Intel® Integrated Performance Primitives
Deliberate problems developing high-performance vision, signal, security, and storage applications.

ipp6.0 h264 encoder code review

sarading32
Beginner
515 Views
Hello,

Being a junior programmer, I have to dig into this most complicated codec...

2 programming questions at this point:

1. what does this mean:
#define H264ENC_UNREFERENCED_PARAMETER(X) X

2. Why every time I run the code, for function calls it automatically goes into PIXBITS==8, rather than 16, is it because the following header is onlycalled once?then how can I step into the 16 case?

#define PIXBITS 8
#include "umc_base_bitstream_tmpl.h"
#undef PIXBITS

#if defined (BITDEPTH_9_12)

#define PIXBITS 16
#include "umc_base_bitstream_tmpl.h"
#undef PIXBITS

#endif // BITDEPTH_9_12

Thanks for any help and hint!

Best
R
0 Kudos
2 Replies
transcoding
Beginner
515 Views
Hello,

I have the same problem like you. I want to review the h.264 code but its very complicated.

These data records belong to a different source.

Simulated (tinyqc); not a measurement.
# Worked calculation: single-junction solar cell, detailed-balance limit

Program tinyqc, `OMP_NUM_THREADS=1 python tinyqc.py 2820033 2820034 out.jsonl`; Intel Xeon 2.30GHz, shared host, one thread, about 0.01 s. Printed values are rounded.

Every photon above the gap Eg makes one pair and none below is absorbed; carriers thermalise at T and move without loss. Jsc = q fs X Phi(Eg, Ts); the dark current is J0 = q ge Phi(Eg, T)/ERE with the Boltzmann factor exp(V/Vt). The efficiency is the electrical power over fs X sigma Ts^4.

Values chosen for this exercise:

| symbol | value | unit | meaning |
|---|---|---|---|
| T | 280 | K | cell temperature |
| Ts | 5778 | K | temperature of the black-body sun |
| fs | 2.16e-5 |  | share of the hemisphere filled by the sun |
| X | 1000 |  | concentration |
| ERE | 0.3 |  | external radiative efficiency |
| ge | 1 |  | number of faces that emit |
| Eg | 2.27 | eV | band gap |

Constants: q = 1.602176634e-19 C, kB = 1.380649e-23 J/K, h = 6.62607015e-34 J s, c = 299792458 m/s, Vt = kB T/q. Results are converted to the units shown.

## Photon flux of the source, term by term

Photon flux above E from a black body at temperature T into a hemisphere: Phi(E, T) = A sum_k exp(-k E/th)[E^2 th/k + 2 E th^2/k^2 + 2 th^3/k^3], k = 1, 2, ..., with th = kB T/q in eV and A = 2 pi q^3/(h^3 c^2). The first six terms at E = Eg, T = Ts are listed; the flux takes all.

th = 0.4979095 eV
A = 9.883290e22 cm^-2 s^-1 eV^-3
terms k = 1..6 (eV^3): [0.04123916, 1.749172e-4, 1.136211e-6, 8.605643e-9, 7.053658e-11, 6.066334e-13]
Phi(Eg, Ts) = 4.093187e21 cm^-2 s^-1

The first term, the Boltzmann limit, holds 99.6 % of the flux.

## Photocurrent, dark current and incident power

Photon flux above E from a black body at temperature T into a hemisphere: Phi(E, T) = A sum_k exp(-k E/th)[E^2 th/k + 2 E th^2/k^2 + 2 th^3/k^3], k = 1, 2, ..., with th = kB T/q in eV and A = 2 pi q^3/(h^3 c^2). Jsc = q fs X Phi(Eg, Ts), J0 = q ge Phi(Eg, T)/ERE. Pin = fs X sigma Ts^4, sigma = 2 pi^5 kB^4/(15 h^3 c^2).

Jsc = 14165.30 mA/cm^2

I tried to use Doxygen to generate some helpful HTML meta-data, but unfortunately, the IPP comments dont follow the Doxygen recommendation. Please, my question is what steps youre following to understand the code?

Thanks.
0 Kudos
Martin_B_4
Beginner
515 Views
1. This only serves to remove a common compiler warning such as "parameter foo is not referenced".
An exemple would be void function(int foo) { }, which could also be fixed by void function(int /*foo*/) { }

2. The H.264 encoder is implemented using C++ templates. The algorithms are implemented on a type, T, which is defined later. T could be 'unsigned char' or 'unsigned short', in the same way that you have std::vector or std::vector. Instead of implementing both function(char) and function(short), you implement template function(T), and then the proper version is called depending on the argument. For the H.264 encoder, this allows support for 8-bit images and 16-bit images without copy-pasting common code. With templates, code is lazilly compiled only if it's used, so you won't end up with function(int) if you don't need a 32-bit version. umc_base_bitstream_tmpl.h is included twice to tell it to force compilaton of both 8-bit and 16-bit versions (template instantiation).